Weighted average
You can use the weighted average method in your accrual calculations for both cost and consumption values. The method uses up to 4 months of relevant seasonal historical data to derive an estimate for the missing period.
- A weight of 3 is applied to the month immediately before and after the gap.
- A weight of 1 is applied to the same month last year and the same month before the gap last year.
Month with gap | Accrual calculation |
---|---|
March 2023 |
(((
Daily average of February 2023 * 3)+ ( Daily average of April 2023 * 3)+ ( Daily Average of March
2022 * 1)+ ( Daily average of February 2022 * 1
))/ (3 + 3 + 1 + 1)) * # of missing days in March
2023 |
If actual data is not available in the relevant month, then both the daily average and the weight are treated as having a value of 0 for that month. The calculation of the accruals is based on actual data only and are not based on any other accruals.

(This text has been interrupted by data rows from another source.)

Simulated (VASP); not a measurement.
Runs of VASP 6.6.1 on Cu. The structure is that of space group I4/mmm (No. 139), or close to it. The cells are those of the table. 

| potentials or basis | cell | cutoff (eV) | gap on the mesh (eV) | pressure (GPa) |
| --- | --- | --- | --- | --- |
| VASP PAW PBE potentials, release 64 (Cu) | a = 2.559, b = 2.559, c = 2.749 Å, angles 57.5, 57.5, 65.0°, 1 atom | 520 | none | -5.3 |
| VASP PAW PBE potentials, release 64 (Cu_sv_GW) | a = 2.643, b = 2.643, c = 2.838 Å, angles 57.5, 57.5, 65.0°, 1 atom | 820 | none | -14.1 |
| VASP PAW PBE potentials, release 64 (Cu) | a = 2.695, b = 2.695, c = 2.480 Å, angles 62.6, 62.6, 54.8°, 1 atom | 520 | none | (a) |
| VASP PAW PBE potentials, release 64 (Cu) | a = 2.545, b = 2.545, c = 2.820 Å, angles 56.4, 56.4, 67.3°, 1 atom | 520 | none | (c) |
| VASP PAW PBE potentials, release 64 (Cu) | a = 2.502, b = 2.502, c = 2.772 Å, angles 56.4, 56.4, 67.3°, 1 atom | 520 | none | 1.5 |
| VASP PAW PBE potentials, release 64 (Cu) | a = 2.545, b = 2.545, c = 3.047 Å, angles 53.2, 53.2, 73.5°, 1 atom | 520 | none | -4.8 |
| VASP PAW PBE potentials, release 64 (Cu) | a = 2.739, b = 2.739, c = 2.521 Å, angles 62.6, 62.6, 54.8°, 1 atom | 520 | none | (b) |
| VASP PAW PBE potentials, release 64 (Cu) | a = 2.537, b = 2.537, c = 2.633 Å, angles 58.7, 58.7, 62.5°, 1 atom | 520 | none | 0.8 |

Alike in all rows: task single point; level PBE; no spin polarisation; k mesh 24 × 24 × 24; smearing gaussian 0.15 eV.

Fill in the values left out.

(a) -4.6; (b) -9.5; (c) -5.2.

The algorithm that the system uses incorporates a tolerance threshold to ensure that last year's data was not an anomaly. If data from last year is not within a threshold +/- 30% of the combined current year months' average, then the data from last year is not used in the accrual calculation. However, if there is no data in the current year that can be used as the reference point, then data from last year, if available, is used regardless for the accrual calculation.
If data is not available for any of the four months, then the algorithm uses the last available month, that is, the latest month that has actual data, to generate accruals. This typically happens for accounts that are missing data for more than 12 months of a period.